I am writing this from a sleeping bag in the middle of a field adjacent to the Ontario International Airport (on the eastern outskirts of the Los Angeles area). The time is 7:18 pm (Feb. 28, 2010). Less than two hours ago, I had no idea I would be sleeping here, but now I’m comfy as can be, planning to get a full night’s sleep in the open air.
An hour and a half ago, I was driving a rental car down I-15 from Las Vegas, planning to catch a flight from Ontario to a major airport where I spend the night 2 or 3 times a month. As I came down the Cajon Pass, however, I hit heavy traffic and I realized I wasn’t going to make my flight. It was my own fault; I had all day to make the 3 hour drive, but I dawdled along the way, and cut the travel time too close. Since I fly for free (as a furloughed airline employee) I can afford to be cavalier about missing flights, but this 7pm departure was the last one of the day. Missing it meant I would be trapped in Ontario overnight.
By 6pm, I realized there was no chance I would have time to both turn in my rental car and check in for the flight by 6:30 (given the 30-minute check-in cut-off). The car was also due at 6:30, but I knew I had a 29-minute grace period, so I could turn it in as late as 6:59 and still avoid additional charges (but miss my flight). It was beyond my budget to stay at any local hotel or rent another car to sleep in; each of those options would easily set me back $80 or more. I had to come up an alternate lodging plan and implement it quickly, before the rental car was due.
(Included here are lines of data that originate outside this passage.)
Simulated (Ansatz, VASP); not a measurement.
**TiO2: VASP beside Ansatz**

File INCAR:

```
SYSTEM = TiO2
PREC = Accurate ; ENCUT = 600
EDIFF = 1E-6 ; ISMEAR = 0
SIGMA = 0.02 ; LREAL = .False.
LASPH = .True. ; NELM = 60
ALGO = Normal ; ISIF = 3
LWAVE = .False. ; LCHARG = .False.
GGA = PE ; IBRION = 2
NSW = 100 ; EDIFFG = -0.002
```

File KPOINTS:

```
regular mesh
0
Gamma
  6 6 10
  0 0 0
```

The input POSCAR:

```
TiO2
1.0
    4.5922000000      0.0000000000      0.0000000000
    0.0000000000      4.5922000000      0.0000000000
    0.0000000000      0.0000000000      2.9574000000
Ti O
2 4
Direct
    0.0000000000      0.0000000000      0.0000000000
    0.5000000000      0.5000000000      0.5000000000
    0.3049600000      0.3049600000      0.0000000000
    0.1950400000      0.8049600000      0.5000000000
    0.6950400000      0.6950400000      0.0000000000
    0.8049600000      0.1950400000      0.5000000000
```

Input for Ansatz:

I had been to the Ontario airport only once before, when I flew in three days earlier. (I was heading to Vegas but chose Ontario for a cheaper rental car.) Ontario is a small airport where the secure area probably closes at night. If the baggage claim area remained open and I was allowed to stay there, I would be sleeping on relatively hard seats with fixed armrests, giving me no opportunity to lie down. Even if the floor was carpeted (which I can't recall), I knew from experience that it would be too hard to sleep on. I could “survive” in the baggage claim area if I had to, but I wouldn’t get a good night's sleep there.
As I drove down the Cajon Pass (from the dry high desert to the lower and more humid coastal desert), I took a mental inventory of the supplies in my possession. I had a single light sleeping bag, my standard $10 model from Acme™ that I had purchased three days before so I could sleep in the car. My plan was to jettison it with the rental car, but now I could use it to camp with. However, I knew it wouldn't be enough. This 3-pound bag was adequate for the enclosed car (where heat is retained), but it wouldn’t be sufficient to keep me warm outdoors.
I checked my blackberry for the weather report. No rain was in the forecast, which was good, but there is usually heavy dew in the L.A. area, equivalent to a little light rain every night. The nighttime low was forecast at 45 degrees F. That’s a little below my own comfort rating for this bag when out in the open, especially given the dew. I felt I would need a second bag both for warmth and for padding underneath me. Experience told me that two sleeping bags laid down on grass or soft dirt, would provide adequate padding.
I also checked Google Maps on my Blackberry for aerial images of the area. I had no real worry that I would find a place to camp. I knew that the airport was in a relatively sterile industrial area, away from any housing and probably without any homeless population. The aerial photos showed lots of open land and landscaping where I could easily hide. I could resolve exactly where after I dropped the car.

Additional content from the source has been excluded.